High school remains a cruel place for many teenagers – but some things do change, including the divisions and differences that teens use to define themselves and their peers.

While many of the popular high school cliques at the top of the modern social hierarchy remain the same, those at the bottom have shifted considerably compared to prior generations, according to a new study by researchers at the University of Illinois at Chicago in partnership with the University of Texas at Austin.

The top of the social pyramid still includes groups labeled as the ‘populars,’ ‘jocks,’ ‘floaters’ and ‘good-ats,’ according to the study, published in the Journal of Adolescent Research.

In the middle, researchers found the ‘fine arts’ kids, who have risen in popularity compared with past studies, as well as the ‘brains,’ ‘normals’ and ‘druggies/stoners.’

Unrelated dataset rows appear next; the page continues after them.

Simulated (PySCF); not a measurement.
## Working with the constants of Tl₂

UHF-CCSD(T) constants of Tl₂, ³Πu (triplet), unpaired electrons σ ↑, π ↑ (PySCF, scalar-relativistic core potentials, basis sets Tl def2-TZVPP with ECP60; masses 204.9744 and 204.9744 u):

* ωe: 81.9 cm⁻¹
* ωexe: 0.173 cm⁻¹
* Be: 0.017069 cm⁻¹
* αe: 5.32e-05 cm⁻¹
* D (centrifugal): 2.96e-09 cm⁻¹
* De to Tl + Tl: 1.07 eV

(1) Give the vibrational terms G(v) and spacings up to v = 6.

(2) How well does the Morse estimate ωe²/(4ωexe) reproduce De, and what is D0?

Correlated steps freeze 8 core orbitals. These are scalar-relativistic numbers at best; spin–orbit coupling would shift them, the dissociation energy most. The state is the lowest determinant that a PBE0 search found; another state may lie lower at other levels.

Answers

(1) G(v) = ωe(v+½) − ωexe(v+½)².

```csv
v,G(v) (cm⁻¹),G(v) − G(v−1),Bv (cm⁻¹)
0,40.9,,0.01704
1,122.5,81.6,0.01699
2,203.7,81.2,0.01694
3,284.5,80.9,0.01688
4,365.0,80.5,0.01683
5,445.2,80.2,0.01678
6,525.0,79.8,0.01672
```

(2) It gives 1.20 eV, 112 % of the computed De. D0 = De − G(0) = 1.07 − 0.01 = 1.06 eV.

At the bottom of the social hierarchy are ’emo/goths,’ ‘anime/manga’ fans and ‘loners.’

While loners have always been around, the emo/goth and particularly ‘anime/manga’ crowds are newer additions to the crowd.

‘We see those as evolutions of prior groups,’ lead researcher Rachel Gordon told DailyMail.com. ‘The anime/manga (group) is similar to our past geeks, really geeking out on something they love.’

She attributes those and other shifts to overall changes in demographics, cultural influences and the increasing number of students heading to college.

Researchers also found that the high social status cliques persevered over the generations, while groups with low social status tended to adapt to modern times – hence the steadfast ‘populars’ and ‘jocks’ versus the newer ‘anime/manga’ crowd.

In addition, students tended to attribute positive characteristics (like getting good grades and participating in extracurricular activities) to the populars and jocks, despite viewing those groups negatively for their tendencies to party and bully others.

Technology has also played a role. For example, popular students were viewed as those who have the most Instagram followers, while the counterculture groups of ’emo/goths’ and ‘anime/mangas’ tended to use the internet to more deeply immerse themselves in modern oppositional music and art.

The ‘good-ats’ crowd was also an evolution of what was known as the college-bound crowd in the 1950s and 1960s – the group of students who tend to excel across multiple subjects and areas of interest.

The ‘fine arts’ crowd has been elevated to the middle of the social hierarchy, relative to previous studies. Gordon attributes this at least in part to the rise of participation in music and art in pop culture through television shows like ‘Glee’ and movies like ‘Pitch Perfect.’

Researchers also found that racial and ethnic stereotypes tended to prevail – particularly among white students.

‘White participants tended to use racially coded language when describing other ethnic peer crowds,’ Gordon said, ‘and this was particularly salient when compared to how black or Latino students described their experiences.’

People of color were more likely to perceive racial or ethnic crowds as more fluid – and encompassing many different types of students who overlap with other cliques, she said.

‘They talked about the variety of groups within their racial ethnic group and really see their racial ethnic group as a home base that they could move in and out of,’ Gordon said. 

Another major observation: the rise of academic anxiety, with researchers noting that stress over meeting parental expectations was ‘particularly novel’ – especially among the students known as ‘brains.’ 

All of these findings matter, Gordon says, because early social groups can help predict lifelong outcomes for students – and inform adults on how to engage youth in early intervention on things like drug use and smoking.

‘Adolescent peer crowds play an important role in determining short-term and long-term life trajectories on social, educational and psychological fronts,’ Gordon said. ‘Understanding how adolescents navigate their environments and perceive themselves and others can help us advance research in many areas.’